Monday, July 20, 2009

Spiced Beer Brined Pork Chops with Skillet Corn, Jalapenos, and Heirloom Tomatos

If this doesn't convert those who dislike pork chops, then I surrender, and suggest you use the brine on chicken. It gives the meat an otherworldly, freshly killed vibrancy, provided you still take the time to cook it correctly. Remember - brine is like Cliff Notes for a cook - they give you a quick leg up but can't do all the work for you:)

By the way - I can't remember how I made the Skillet Corn so I'll post the recipe when I make it again.

Spiced Beer Brined Pork Chops

2 double cut, bone-in pork chops

Brine Ingredients:
2 cups water
2 cups dark beer (such as a Boch or Hefeweisein - no 'light' beers or sissy lagers)
1/4 cup kosher salt
1 bay leaf
1 cinnamon stick, broken into shards
3 tablespoons packed brown sugar
3 tablespoons molasses
1 cup ice cubes

Rub Ingredients:
1 tablespoon dried thyme
2 teaspoons kosher or sea salt
1/2 teaspoon ancho chili powder
1 teaspoon paprika
1/2 teaspoon garlic powder
1/8 teaspoon ground ginger
1/8 teaspoon ground cinnamon

fresh cracked black pepper

Make the brine by combining all of the brine ingredients, except the ice together until the molasses and sugar have blended well into the other ingredients in a large bowl or wide dish big enough to hold the chops with the brine. Stir in the ice, then add the chops, making sure they are submerged in the brine. Regrigerate at least 4 hours and up to 8, removing from the fridge 30 minutes before cooking.

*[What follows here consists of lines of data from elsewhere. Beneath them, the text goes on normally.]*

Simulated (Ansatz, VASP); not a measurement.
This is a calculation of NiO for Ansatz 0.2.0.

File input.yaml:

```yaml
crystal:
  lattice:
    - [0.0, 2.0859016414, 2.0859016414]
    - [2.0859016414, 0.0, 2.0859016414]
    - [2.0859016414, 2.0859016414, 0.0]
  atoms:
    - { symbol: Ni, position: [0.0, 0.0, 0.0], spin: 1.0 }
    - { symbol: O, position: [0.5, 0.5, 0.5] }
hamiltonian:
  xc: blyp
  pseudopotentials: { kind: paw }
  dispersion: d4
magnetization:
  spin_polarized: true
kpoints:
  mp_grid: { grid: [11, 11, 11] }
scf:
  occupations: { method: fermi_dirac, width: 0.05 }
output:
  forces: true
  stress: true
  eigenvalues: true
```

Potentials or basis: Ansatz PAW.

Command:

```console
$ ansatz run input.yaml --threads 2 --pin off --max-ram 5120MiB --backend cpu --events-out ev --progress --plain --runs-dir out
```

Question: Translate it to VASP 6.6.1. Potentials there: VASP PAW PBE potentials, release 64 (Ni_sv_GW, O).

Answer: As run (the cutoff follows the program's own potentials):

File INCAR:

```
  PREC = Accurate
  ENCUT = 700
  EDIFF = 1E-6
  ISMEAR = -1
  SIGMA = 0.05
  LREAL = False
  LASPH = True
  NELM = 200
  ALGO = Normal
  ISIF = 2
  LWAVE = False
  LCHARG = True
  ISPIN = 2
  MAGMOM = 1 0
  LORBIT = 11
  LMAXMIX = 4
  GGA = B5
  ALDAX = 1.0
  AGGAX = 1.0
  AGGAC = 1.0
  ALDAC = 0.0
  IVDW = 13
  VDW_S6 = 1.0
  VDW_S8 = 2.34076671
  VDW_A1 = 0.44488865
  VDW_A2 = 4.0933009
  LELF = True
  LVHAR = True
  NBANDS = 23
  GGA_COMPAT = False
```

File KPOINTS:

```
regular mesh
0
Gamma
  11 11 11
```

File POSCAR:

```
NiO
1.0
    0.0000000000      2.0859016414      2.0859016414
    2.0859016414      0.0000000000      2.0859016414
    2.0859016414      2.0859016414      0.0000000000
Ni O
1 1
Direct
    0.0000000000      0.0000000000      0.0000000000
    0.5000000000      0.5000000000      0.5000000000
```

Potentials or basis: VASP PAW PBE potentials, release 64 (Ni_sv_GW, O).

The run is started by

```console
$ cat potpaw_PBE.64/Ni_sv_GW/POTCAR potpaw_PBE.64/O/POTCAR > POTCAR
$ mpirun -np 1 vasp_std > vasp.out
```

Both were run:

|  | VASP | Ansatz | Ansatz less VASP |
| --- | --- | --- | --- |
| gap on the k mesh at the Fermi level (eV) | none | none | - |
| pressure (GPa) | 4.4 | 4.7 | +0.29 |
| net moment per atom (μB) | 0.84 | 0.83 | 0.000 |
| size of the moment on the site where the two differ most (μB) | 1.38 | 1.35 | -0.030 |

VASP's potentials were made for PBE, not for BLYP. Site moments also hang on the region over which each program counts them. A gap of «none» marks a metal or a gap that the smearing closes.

When ready to grill, preheat your outdoor grill if using (I just used my stovetop grill pan and it worked great) to medium high heat. Remove the chops from the brine and gently pat dry. Have all of the rub ingredients mixed together, then sprinkle it over every inch of the chops, rubbing in to get a good coat. Sprinkle with fresh cracked pepper lightly on both sides (you can add a pinch more salt if you want as well), then grill about 8-10 minutes per side (or until an instant read thermometer inserted into the centers registers 145.) Transfer to a holding plate or platter, tent loosely with foil, and let stand 5 minutes before cutting into.

Tuesday, July 7, 2009

Jalapeno and Celery Chutney

This is my Texas twist on a Lidia Bastianich recipe. Yet I know there's nothing I can write to make it sound sexy. All I can tell you is, I don't even like celery and this is my absolute favorite thing to eat on my rooftop over plain old cream cheese, scooped up on crostini with a glass of wine.

The jalapeno doesn't add heat, but rather depth (I am sensitive to heat but would even consider adding more next time) and the whole thing is entirely more delicious than the sum of its parts. (Lidia even suggests serving it over ice cream - I wouldn't go that far as I think it's best in contrast against a savory component - a la cream cheese or even on warmed brie.)

And though I will keep this in my year round repertoire (it would be particularly gorgeous at Christmas over cream cheese as an appetizer) - it will always remind me of summer with its bright grassy, sweet crunch.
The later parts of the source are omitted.